Texas A&M University President Mark Welsh III announced last week that the university will not reinstate Aggie Bonfire, a former tradition that was a part of the school’s culture for 90 years.

The first Aggie Bonfire on campus took place in 1909, and it became an annual event, held each year in the days leading up to the traditional Thanksgiving game between rival schools Texas A&M and the University of Texas at Austin.

“Bonfire symbolizes two things: a burning desire to beat the team from the University of Texas, and the undying flame of love that every loyal Aggie carries in his heart for the school,” a campus handbook from 1947 read.

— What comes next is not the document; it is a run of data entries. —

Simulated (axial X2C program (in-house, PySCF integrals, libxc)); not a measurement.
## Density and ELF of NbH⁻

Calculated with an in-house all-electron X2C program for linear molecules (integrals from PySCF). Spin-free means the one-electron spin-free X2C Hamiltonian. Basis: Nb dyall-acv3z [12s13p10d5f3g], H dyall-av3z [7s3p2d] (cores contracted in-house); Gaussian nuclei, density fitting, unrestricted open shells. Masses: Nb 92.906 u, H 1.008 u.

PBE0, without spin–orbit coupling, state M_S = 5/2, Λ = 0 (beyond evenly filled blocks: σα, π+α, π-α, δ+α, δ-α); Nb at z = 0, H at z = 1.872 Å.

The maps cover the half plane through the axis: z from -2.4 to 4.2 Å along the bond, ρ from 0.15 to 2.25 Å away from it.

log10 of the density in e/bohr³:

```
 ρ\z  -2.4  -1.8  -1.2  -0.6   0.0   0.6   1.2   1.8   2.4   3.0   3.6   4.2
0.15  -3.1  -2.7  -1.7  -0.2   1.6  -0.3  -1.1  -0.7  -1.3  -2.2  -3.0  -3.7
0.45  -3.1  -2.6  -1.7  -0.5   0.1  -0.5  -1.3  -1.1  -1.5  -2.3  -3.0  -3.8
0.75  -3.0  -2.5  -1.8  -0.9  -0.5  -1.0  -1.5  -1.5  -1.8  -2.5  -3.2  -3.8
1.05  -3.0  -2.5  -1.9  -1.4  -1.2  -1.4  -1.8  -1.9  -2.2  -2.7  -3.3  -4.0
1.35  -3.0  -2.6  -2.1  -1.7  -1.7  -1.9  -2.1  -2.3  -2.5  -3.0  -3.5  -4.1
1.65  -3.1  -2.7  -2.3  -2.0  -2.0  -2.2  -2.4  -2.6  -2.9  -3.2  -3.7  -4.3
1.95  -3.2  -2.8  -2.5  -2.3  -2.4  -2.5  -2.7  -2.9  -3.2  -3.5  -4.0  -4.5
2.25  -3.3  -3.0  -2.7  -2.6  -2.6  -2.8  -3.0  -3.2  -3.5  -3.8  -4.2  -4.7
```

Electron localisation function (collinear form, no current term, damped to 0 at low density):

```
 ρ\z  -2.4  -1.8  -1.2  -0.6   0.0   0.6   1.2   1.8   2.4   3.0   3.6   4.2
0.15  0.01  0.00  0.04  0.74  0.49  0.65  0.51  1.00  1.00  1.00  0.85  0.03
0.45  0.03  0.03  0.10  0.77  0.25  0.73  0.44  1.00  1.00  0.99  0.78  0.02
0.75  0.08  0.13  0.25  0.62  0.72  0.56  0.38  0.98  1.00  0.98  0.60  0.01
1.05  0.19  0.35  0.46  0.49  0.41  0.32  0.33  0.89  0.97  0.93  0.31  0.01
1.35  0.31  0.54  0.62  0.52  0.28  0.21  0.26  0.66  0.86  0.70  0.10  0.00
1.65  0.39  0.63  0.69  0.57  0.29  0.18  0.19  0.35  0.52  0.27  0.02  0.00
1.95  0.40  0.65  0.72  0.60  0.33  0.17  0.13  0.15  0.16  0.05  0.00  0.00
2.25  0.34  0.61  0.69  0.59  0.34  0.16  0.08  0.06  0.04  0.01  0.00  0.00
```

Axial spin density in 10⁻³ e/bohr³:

However, the tradition came to an end after a devastating bonfire collapse on November 18, 1999, that claimed the lives of 12 individuals and left 27 others injured, some severely. A study commissioned by the Texas A&M administration to investigate the 1999 tragedy concluded that deficient construction overseen by inexperienced student workers was the primary factor that led to the collapse. A Bonfire Memorial now marks the spot of the tragedy.

The longstanding rivalry between the Aggies and the Longhorns remains, even though the two teams have not faced each other on the field since 2011. Over the past decade, Texas A&M has played in the SEC, while the University of Texas at Austin has played in the Big 12 conference. With the Longhorns’ upcoming move to the SEC in 2024, the two teams will again have a chance to settle their differences on the gridiron.

Last fall, Texas A&M formed a committee to study and recommend ways to commemorate the return of the storied football rivalry game with UT Austin. One recommendation was to reinstitute the bonfire tradition with an engineer-designed, contractor-built bonfire on the West campus, but ultimately, Welsh rejected the idea.

“… [A]fter careful consideration, I have decided it is not in the best interest of Texas A&M and the Aggie Family to bring Bonfire back to campus,” Welsh wrote in a letter to the Aggie community released on June 4.

He noted that most of those who reached out to him about the subject opposed reinstituting Aggie Bonfire.

“Among those who supported bringing Bonfire back, most highlighted the bonding experience and leadership and organizational skills learned by student body participants during the cut and build phases of Bonfire. Therefore, if students weren’t organizing, leading, and building the Bonfire, then they didn’t think we should bring it back,” Welsh continued.

“The committee was also clear in its position that the only legally viable option for the return of the campus Bonfire was for it to be an engineer-designed, contractor-built project. After careful consideration, I decided that Bonfire, both a wonderful and tragic part of Aggie history, should remain in our treasured past,” Welsh wrote.

“The lives of the 12 Aggies lost and 27 injured on Nov. 18, 1999, are commemorated at the Bonfire Memorial, and that sacred place will remain the centerpiece of how we remember the beloved tradition and the dedication of those involved in the tragic 1999 collapse. I look forward to joining many of you at Bonfire Remembrance this year at 2:42 a.m. on Nov. 18 to honor our fallen Aggies on the 25th anniversary of their loss. We will continue to hold them and their families close at that event and always,” Welsh concluded.

Welsh added that he would announce new activities in the fall to celebrate the return of the Aggie-Longhorns football rivalry game.